Principle:Ggml org Ggml Weight Repacking
| Attribute | Value |
|---|---|
| Page Type | Principle |
| Full Name | Ggml_org_Ggml_Weight_Repacking |
| Short Name | Weight_Repacking |
| Domain Tags | Quantization, Performance |
| Knowledge Source | GGML |
| Last Updated | 2026-02-10 |
Overview
Transforming quantized weight layouts from standard block format to interleaved formats optimized for specific hardware GEMM/GEMV kernels, enabling higher throughput by matching data layout to hardware execution patterns.
Description
Weight Repacking is the principle of rearranging quantized weight data from the standard portable block format (e.g., block_q4_0) into interleaved multi-block structures (e.g., block_q4_0x4, block_q4_0x8) that are optimized for specific hardware matrix multiplication patterns. While the standard block format prioritizes portability and simplicity, repacked formats are designed to maximize data throughput when feeding SIMD registers and matrix multiplication hardware units.

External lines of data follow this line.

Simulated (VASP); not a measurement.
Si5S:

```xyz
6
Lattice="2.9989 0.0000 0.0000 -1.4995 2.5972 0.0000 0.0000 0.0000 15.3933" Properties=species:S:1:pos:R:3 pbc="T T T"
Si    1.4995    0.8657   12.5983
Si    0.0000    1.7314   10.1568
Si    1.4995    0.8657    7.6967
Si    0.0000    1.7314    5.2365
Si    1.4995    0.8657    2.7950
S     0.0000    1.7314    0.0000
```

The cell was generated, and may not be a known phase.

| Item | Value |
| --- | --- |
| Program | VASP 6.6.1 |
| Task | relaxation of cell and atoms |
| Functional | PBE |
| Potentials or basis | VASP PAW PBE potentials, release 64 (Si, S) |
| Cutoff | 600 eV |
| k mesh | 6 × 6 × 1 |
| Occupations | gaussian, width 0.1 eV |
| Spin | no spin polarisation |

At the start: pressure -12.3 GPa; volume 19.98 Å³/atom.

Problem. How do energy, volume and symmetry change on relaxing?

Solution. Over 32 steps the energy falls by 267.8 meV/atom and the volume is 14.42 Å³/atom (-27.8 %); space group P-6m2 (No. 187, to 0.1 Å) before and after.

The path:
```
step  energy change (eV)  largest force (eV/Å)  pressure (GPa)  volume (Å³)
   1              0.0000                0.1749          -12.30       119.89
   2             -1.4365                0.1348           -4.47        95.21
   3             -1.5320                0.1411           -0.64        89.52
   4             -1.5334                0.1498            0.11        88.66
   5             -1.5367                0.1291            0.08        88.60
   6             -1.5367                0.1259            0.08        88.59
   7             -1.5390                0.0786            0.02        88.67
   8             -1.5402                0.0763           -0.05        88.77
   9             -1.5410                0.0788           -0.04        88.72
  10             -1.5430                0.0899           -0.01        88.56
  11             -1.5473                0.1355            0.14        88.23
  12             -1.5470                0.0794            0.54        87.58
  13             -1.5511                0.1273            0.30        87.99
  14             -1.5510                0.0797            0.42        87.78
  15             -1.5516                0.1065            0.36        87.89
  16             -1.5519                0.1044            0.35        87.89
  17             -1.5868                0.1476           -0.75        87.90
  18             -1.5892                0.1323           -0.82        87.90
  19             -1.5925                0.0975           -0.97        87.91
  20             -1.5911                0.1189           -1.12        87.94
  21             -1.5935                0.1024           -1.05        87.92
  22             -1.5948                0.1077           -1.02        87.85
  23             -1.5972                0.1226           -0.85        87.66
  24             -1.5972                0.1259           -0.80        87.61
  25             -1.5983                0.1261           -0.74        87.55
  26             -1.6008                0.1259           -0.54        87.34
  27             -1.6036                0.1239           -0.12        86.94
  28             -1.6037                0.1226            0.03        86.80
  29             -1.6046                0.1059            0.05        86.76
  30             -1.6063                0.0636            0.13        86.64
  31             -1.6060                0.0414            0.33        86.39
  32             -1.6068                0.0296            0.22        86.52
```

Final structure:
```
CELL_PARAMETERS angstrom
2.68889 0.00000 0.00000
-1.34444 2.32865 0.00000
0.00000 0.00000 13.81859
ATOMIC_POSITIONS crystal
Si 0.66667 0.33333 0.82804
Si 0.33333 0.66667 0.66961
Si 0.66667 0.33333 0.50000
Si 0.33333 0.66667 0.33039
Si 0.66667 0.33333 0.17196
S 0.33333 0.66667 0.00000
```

In the standard format, a single block_q4_0 contains one scale factor (d) and 32 quantized values packed into 16 bytes. In the repacked block_q4_0x4 format, four consecutive blocks are interleaved: the four scale factors (d[4]) are stored first, followed by the quantized values from all four blocks interleaved at a configurable granularity (blck_size_interleave). This layout ensures that when a SIMD instruction loads a vector-width chunk of data, it gets values from multiple output rows simultaneously, matching the access pattern of tiled GEMM/GEMV kernels.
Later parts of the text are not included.